I am on my own now, and I find myself being just like my mother—replicating all that I wanted to break away from as a child. There are differences between us, but we are more alike that I’d like to admit. I realized this when I visited her recently. As I sat in her kitchen eating pumpkin pie, I realized that she is like her mother…and her mother like her mother…and so on. The lineage struck me like lightning striking a tree. It split me into tiny pieces, struck me to the heart. I feel at home when I’m with my mother now. That has never happened between the two of us.
I now find myself, even through all the changes I’ve made in my life, longing for things that remind me of home: the smell of home, the taste of it, the comforts of home, the touch of it. I’ve found, too, that the things that I call change are really just another aspect of home. The things and people that I value the most, I cherish them because they resonate from within spelling H-O-M-E. They remind me of the comfortable familiarity of getting “lost” in the lower cornfields reading a novel—allowing the breeze to capture my attention for hours. The slow-paced, loveable, distinctive existence that I call home has created values that cannot be altered from my core.

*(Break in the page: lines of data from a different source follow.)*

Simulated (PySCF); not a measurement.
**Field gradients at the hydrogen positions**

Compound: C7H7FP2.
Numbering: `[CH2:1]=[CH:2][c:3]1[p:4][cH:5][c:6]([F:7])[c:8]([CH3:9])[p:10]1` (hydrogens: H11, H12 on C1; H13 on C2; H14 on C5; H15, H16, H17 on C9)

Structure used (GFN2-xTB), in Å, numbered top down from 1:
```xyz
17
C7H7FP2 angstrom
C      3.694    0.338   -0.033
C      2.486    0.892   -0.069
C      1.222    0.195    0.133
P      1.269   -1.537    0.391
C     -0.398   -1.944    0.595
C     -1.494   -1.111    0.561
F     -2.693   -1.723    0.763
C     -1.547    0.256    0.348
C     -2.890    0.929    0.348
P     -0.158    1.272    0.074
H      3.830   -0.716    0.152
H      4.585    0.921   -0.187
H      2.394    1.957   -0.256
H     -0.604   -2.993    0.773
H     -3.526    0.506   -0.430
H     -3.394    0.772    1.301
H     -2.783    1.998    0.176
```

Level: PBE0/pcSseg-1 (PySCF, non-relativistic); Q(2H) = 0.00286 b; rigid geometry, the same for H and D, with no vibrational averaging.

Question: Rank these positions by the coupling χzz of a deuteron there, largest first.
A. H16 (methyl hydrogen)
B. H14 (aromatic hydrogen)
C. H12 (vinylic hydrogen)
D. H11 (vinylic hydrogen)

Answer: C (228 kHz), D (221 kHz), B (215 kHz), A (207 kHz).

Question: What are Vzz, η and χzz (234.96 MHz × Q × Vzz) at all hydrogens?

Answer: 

I believe that I’ve finally found home. I didn’t find everything appealing about my upbringing or my parents: these statements are coming from a woman who, as a child, had many childhood tragedies. However, I found a home with my parents. The things that I value most about them are my solid place of refuge. This, I spent my entire childhood trying to escape and my entire early adulthood trying to recapture. I deeply believe that whatever I found appealing as a child, that is what I hold onto as an adult, and that is what I call my home.